Auctions are like a box of chocolates - everyone wants the strawberry creams and coffee truffles, no-one wants the slightly melted quince log. But sometimes, it's worth taking a chance.
When the opportunity arose to buy a 1950's wedding dress recently, I was VERY excited! I love vintage clothing and the girly in me loves flouncy princess frocks so this was perfect! We always try to view auction lots before bidding - a couple of photos online will never give you the full picture of the condition of an item, so I made sure to check out the dress very carefully. I'll admit a was a little disappointed. The dress was very grey and dull, with evidence of nicotine staining and the stale smell of years of storage. It had also been altered at some point and a zip added. Not terribly attractive as a potential purchase. However, I kept thinking about it, and on the night of the auction, with no one bidding and the lot about to end, I took a chance and bought the dress . . . for £10.
OK..... so now what?
Just how do you clean a vintage wedding dress? Well, there are dry cleaners who specialise in wedding dresses, but at £100+ that was a little out of my budget! Instead I decided to try to clean it myself (I figured if it went horribly wrong I could die the dress black and wear it at Halloween).
A very nice lady at the aforementioned dry cleaners gave me some advice on what not to do - always useful - and a quick search online furnished me with a few ideas. Still, it was with no small amount of trepidation that I armed myself with my supermarket cleaning products and mounted the stairs to the bathroom.....
I know from bitter experience that you should never jump into anything that involves mixing chemicals with delicate or easily damaged things; this applies as much to vintage wedding dresses as to hair. Luckily, the dress's original lace sleeves had been removed but not thrown away, so I had a sample of the fabric and sequins to test my cleaning technique on.
I decided to start with my usual laundry detergent and some Dr. Beckmann Glowhite Ultra. The fabric sample was put in a basin of lukewarm water with a small amount of the Glowhite and a splash of detergent (the Glowhite comes in bags for use in a washing machine so I used a jug to manage the amount of the chemical being added), and left to soak for one hour.

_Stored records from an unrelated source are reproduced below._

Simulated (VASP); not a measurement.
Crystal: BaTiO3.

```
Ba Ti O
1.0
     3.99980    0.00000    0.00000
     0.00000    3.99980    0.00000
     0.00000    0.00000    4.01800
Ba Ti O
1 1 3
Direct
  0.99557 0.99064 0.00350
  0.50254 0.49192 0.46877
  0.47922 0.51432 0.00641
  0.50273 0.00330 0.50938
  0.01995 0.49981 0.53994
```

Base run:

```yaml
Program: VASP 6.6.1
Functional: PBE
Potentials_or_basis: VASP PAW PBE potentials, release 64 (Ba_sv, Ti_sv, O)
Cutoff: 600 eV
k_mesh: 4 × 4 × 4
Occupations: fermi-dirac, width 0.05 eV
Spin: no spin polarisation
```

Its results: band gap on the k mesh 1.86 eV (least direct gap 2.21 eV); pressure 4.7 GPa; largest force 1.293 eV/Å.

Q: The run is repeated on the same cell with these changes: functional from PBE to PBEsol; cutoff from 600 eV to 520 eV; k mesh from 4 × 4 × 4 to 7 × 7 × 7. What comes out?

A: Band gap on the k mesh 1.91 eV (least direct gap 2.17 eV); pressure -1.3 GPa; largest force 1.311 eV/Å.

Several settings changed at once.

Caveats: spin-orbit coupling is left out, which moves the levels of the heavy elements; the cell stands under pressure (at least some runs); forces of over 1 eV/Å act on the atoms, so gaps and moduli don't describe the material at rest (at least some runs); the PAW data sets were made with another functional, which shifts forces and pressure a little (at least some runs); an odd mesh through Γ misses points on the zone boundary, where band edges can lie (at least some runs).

The water was reassuringly grey when it came to rinsing, and once the sample had been gently rinsed three or four times it was time to check out the results. To my delight (and relief) the lace and netting had survived and the sequins were still pearly and shiny. The only issue was that the top layer of lace had shrunk and required some careful reshaping while still damp, however, the difference in colour was immediately noticeable, and the lace looked almost like new. Success! Time for a break and a beer before the real thing.....
Ophelia of the bathtub
There is a LOT of lace and netting on this dress, as well as a starched linen underskirt, and it took a bit of pushing to get out the air bubbles. Eventually she was sufficiently submerged to be completely covered, although I did have to place a glass dish on the bodice to stop it from bobbing to the surface (I wonder if Millais had this problem?).
The plan was to leave the dress for an hour of soaking, followed by gentle agitation and turning, pressing down to get the water through all that lace and netting and push out the dirt. Judging by the yellow/grey/nicotine colour of the water the technique appeared to be working, so I repeated the process every hour over the next three hours. Point of note - wedding dresses weigh a frickin' ton when they are wet!
I found the best way to rinse the dress was to empty the gross water out completely with the dress still in the bath, then run the water to cover and repeat, several times, until the run-off was pretty clear. Then came all the "fun" of getting a soaking wet, unwieldy, delicate weight out of the bath and downstairs to dry.
To see the results and what comes next look out for Part 2, coming soon ....!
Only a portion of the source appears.